The key? and has_key? methods check for key existence without triggering default value generation, preventing unwanted side effects during validation.

lazy_hash = Hash.new { |h, k| h[k] = expensive_computation(k) }

# Wrong: triggers expensive computation
if lazy_hash[:data]  # Computes and stores default value
  process_data(lazy_hash[:data])
end

# Correct: checks existence without side effects
if lazy_hash.key?(:data)  # No computation triggered
  process_data(lazy_hash[:data])  # Now triggers computation
end

# Alternative validation patterns
def safe_access(hash, key, &block)
  if hash.key?(key)
    yield hash[key]
  else
    puts "Key #{key} not found in hash"
    nil
  end
end

Nested hash access failures can be debugged by checking each level independently or using custom dig implementations that provide detailed failure information.

def debug_dig(hash, *keys)
  current = hash
  path = []
  
  keys.each do |key|
    path << key
    unless current.respond_to?(:[]) && current.key?(key)
      raise KeyError, "Key #{key.inspect} not found at path #{path.inspect}. Available: #{current.keys rescue 'N/A'}"
    end
    current = current[key]
  end
  
  current
end

data = { users: { "1" => { name: "Alice" } } }
debug_dig(data, :users, "2", :name)  # Clear error showing where traversal failed

Hash modification during iteration can lead to unexpected behavior or exceptions. Ruby detects some concurrent modifications but not all edge cases.

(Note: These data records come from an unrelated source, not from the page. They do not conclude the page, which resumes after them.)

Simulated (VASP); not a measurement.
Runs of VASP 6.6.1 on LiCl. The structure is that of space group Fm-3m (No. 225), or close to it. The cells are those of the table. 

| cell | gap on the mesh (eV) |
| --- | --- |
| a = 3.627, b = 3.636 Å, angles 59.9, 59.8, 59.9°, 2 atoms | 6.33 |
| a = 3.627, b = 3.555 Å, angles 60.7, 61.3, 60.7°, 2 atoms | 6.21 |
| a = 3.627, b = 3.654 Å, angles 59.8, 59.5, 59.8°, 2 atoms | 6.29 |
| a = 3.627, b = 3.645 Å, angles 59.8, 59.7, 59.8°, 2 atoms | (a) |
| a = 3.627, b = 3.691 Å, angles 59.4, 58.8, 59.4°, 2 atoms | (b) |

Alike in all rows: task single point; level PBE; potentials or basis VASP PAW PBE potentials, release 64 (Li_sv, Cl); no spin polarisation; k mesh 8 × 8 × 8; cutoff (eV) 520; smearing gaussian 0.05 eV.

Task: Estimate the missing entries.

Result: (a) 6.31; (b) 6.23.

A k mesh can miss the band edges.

scores = { alice: 85, bob: 92, charlie: 78 }

# Dangerous: modifying during iteration
scores.each do |name, score|
  scores.delete(name) if score < 80  # May skip elements or raise exception
end

# Safe: collect keys first
low_scorers = scores.select { |name, score| score < 80 }.keys
low_scorers.each { |name| scores.delete(name) }

Common Pitfalls

Default values are shared across all missing keys unless default blocks create new objects for each access. This sharing can lead to unintended mutations affecting multiple keys.

# Dangerous: shared default value
groups = Hash.new([])
groups[:admins] << "alice"
groups[:users] << "bob"
groups[:admins]  # => ["alice", "bob"] - unexpected!

# Safe: new array for each key
groups = Hash.new { |h, k| h[k] = [] }
groups[:admins] << "alice"
groups[:users] << "bob"
groups[:admins]  # => ["alice"]
groups[:users]   # => ["bob"]

Symbol and string keys are distinct in hashes, leading to confusion when data comes from mixed sources like JSON parsing or form parameters.

config = { timeout: 30, "retries" => 3 }

config[:timeout]    # => 30
config["timeout"]   # => nil
config[:retries]    # => nil  
config["retries"]   # => 3

# Solution: consistent key types or indifferent access
config.transform_keys(&:to_s)  # All string keys
config.transform_keys(&:to_sym) # All symbol keys

The difference between nil values and missing keys is lost with the [] operator when default values are nil, but preserved with key? and fetch.

data = { active: true, disabled: false, removed: nil }

data[:active]    # => true
data[:disabled]  # => false  
data[:removed]   # => nil
data[:missing]   # => nil - same as explicit nil!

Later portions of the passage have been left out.